He asked if I had any clients I would introduce my children to. As an escort, my answer was no. Do you have any idea the kind of legal shit storm a mother could get into for doing that? For having a child around illegal activities, especially those of a sexual nature, ie escorting? No one even stops to think about what could happen if an ex, or a family member, or heaven forbid law enforcement found out about a kid being in that situation. Charlotte's just an asshole who doesn't "get it". No, I get it plenty. And that's why I can confidently say one way or the other. It would be bad enough for me to get arrested in a random hotel room, but to add having my children around someone in this world to the point that they "beg" to see them? It'd be done before I even got to say "I'm so sorry I'll never do it again".

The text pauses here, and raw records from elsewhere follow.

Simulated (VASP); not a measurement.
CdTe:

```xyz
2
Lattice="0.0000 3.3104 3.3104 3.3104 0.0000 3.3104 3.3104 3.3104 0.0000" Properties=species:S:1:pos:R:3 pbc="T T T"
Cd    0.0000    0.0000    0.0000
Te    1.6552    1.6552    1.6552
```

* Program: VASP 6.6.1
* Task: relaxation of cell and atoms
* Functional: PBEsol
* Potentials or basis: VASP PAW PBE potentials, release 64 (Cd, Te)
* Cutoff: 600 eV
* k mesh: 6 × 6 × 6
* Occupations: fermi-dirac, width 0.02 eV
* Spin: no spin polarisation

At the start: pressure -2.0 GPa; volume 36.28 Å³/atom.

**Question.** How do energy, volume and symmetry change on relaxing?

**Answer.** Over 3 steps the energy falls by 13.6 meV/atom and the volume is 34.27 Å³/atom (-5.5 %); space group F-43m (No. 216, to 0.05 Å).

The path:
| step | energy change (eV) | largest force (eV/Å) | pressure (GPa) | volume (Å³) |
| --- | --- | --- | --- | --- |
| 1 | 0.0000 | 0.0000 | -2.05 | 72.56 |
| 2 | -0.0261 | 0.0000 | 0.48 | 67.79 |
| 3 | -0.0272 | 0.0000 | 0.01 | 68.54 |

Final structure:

And the repercussions of dragging men, especially men who are only paying for sex, in and out of a child's life? Please. That doesn't make me arrogant or show that I have contempt, just that I'm smart enough not to get involved in situations that aren't going to be good for anyone. A man who is in a P4P relationship with me, no matter how much you want to try and romanticize it and act like I'm an asshole for seeing the reality of it, is not going to stick around, and is not someone who needs to be brought into a child's life. The whole point of an escort/client relationship is to maintain the no strings attached boundaries, and see a variety of people. Why would I expose my children to a situation where the whole point is for it not to last beyond X amount of time?

And do I even need to go into what can happen if the relationship ever soured? Ugh... how anyone could not shudder at the thought of bringing a child into that on purpose is a mystery to me.

You guys can try to insult me, and try to tell me I "don't get it", but the truth of the matter is that I am not a SB right now. Don't ask me questions about being an escort, and then try to act like I'm supposed to answer like I'm something else. I don't need to be a mother to know the law and how it pertains to my situation, or how to conduct myself to avoid bigger ramifications than necessary. Regardless of how you want to pretend is the right or wrong way to do things.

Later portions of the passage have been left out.